Shabo

In 1822 a few dozen Francophone Swiss families from Vevey canton, led by botanist Louis Tardane, packed their belongings into horse-driven carts and drove across Europe to the Odesa region, which was touted at the time as Russian California. Taking over old Turkish vineyards in the estuary of the Dnister River, they set up a colony of wine-makers. It ceased to exist 120 years later, with the Soviet occupation of Bessarabia in WWII, when the descendants of the settlers packed up again and moved back to Switzerland.
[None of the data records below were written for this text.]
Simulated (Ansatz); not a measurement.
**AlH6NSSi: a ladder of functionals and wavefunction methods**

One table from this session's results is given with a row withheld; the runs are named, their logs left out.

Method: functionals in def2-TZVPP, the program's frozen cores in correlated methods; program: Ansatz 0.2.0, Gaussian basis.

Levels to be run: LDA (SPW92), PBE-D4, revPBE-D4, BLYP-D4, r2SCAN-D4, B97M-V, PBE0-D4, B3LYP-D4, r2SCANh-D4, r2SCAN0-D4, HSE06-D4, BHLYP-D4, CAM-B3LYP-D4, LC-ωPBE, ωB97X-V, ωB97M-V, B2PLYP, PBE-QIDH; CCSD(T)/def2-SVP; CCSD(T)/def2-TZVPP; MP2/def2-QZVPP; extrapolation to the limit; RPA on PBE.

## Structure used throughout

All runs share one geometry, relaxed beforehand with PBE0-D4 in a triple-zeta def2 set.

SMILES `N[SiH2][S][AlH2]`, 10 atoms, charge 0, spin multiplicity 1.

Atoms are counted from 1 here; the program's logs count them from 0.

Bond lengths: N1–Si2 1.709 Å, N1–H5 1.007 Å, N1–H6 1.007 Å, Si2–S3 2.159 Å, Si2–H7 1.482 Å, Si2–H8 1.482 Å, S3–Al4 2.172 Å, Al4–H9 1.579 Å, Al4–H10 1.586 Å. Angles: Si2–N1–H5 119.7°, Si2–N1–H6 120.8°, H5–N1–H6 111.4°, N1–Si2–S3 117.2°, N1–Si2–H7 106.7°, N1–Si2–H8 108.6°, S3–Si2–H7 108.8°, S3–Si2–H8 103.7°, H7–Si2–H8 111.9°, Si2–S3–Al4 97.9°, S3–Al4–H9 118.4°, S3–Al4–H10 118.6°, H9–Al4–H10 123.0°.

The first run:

Today the newly revived Shabo winery is a slick modern operation, but its owners – Georgians from Odesa – are absolutely obsessed with the place's Swiss heritage. Although conducted in Russian, tours of the winery are interesting and fun. You'll see 200-year-old cellars (look out for the Romanian king's autograph on the wall), an entertaining museum that contains objects from Bessarabian-Swiss households, and a great silent movie taking viewers through all stages of wine production.

It all culminates in a wine-tasting session, which is when you can build camaraderie with Ukrainian and Russian tourists by giving thoughtful looks before and sharing opinions after each emptied glass. Across the road from the winery there is Shabsky Dvorik – a Georgian restaurant, to which you can repair (be carried to by new friends) afterwards.